0

I'm writing a script to download mp3 songs from web. first i'll be scraping in youtube. if found, download it using youtube-dl and convert it to mp3. If not found(done by using os.path.isfile), scrap in beemp3(for this sample) or mp3skulls etc. The script for only ytdownload and file check is below:

from bs4 import BeautifulSoup
from urllib.request import urlopen,Request,urlretrieve
import re
import youtube_dl
import sys
import os

def ytscrape(searchurl,baseurl):
    """normal scraping"""
    req = Request(searchurl, headers={'User-Agent':'Mozilla/5.0'})
    lst[:] = []
    url = urlopen(req)
    soup = BeautifulSoup(url, 'lxml')
    for i in soup.find_all('div',{'class':['yt-lockup-content','yt-lockup-meta-info']},limit=10):
        for link,views in zip(i.select('h3 > a'),i.select('ul > li')):
            if views is not None and views.next_sibling is not None:
                lst.append([baseurl+link.get('href'),views.next_sibling.text])
    for i in lst:
        i[1] = int(re.sub(r' views|,','',i[1]))
    lst.sort(key = lambda x:x[1])
    url.close()
    return lst[-1][0]

def dl_frm_youtube(yt_lnk,dlpath):
    """passes the youtube url of the song. it extracts audio alone and saves it
    in local.
    yt_lnk : youtube url for song which is priortised based on channel/views.
    """
    ydl_opts = {'format':'bestaudio/best','outtmpl':dlpath+'\\%(title)s.%(ext)s','postprocessors':[{'key':'FFmpegExtractAudio','preferredcodec':'mp3','preferredquality':'192',}]}
    with youtube_dl.YoutubeDL(ydl_opts) as ydl:
        ydl.download([yt_lnk])
        if os.path.isfile(dlpath+'\\%(title)s.%(ext)s'):
            print('found')
        else:
            print('not found')

def main():
    song = 'numb' 
    artist = 'linkin park'
    baseurl = 'https://www.youtube.com'
    if sys.platform == 'win32':
        dlpath = os.path.join(os.environ['USERPROFILE'],'Music','spd')
        if not os.path.exists(dlpath):
            os.mkdir(dlpath)
    else:
        dlpath = '~/Music/' + song + '.mp3'
    searchurl = baseurl + '/results?search_query=' + '+' + artist.replace(chr(32),'+') + '+' + song.replace(chr(32),'+')
    dl_frm_youtube(ytscrape(searchurl,baseurl),dlpath)


lst = []
main()

When I tried to do file check, it failed eventhough the song downloaded and is present in the path. since it failed, it went to next function and downloaded that as well causing me to have 2 songs in my path.

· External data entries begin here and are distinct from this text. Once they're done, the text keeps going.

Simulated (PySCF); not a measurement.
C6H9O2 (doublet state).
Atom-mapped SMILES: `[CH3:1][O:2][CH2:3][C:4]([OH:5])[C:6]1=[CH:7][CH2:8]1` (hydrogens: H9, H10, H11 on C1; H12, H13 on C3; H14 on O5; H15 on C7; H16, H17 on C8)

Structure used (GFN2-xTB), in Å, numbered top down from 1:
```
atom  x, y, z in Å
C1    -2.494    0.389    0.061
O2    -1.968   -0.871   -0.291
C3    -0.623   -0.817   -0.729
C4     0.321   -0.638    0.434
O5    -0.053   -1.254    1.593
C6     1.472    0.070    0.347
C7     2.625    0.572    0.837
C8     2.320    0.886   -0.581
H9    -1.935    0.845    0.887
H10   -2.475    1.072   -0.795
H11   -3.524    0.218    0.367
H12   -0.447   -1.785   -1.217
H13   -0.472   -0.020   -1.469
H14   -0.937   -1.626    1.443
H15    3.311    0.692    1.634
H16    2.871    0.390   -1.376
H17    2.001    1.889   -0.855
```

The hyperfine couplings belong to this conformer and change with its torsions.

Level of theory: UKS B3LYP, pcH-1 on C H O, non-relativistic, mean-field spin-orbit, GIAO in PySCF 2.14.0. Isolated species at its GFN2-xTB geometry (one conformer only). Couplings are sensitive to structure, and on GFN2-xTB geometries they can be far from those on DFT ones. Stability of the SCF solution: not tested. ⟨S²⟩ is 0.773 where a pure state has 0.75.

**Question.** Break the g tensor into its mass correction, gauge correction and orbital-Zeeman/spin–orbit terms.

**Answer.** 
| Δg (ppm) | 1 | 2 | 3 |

So, my question is how to setup that file check so that it should print found when its present in the dlpath.

TIA

EDIT: As per phihag comments, I removed all useless info, changed code to have only problem part and hardcoded the inputs.

Nj3
  • 119
  • 8
  • Please make sure that your example is correct (see the [stackoverflow FAQ](http://stackoverflow.com/help/mcve)). It should be minimal (either use beescrape or youtube-dl, and simplify) and reproducible (make sure to hardcode all input). In addition, the function `ytscrape` seems to be a reimplementation of youtube-dl's `ytsearch` extractor. If you just want to know when postprocessing is finished, there is no need to install a hook, just continue after the last line. As a rule of thumb, a good stackoverflow question should be less than 20 lines. – phihag Mar 31 '17 at 07:27
  • Thanks. I edited as per your comments. As for `ytscrape`, I'm practicing web scraping and this is purely for my learning purpose alone, hence reinventing the wheel part. Removed hook and did a check after the last line. it's still not working as expected. – Nj3 Mar 31 '17 at 13:52

1 Answers1

2

Finally, I was able to find out why. It seems %(title)s.%(ext)s only seems to hold values inside ydl_opts dict. this answer helped me.

I changed my code inside dl_frm_youtube to this:

with youtube_dl.YoutubeDL(ydl_opts) as ydl:
        #ydl.download([yt_lnk])
        info = ydl.extract_info(yt_lnk, download=True)
        songname = info.get('title', None)
        #print(songname)
        if os.path.isfile(dlpath+'\\'+songname+'.mp3'):
            print('found')

and it works perfectly. Answering it in case if someone find it useful.

Community
  • 1
  • 1
Nj3
  • 119
  • 8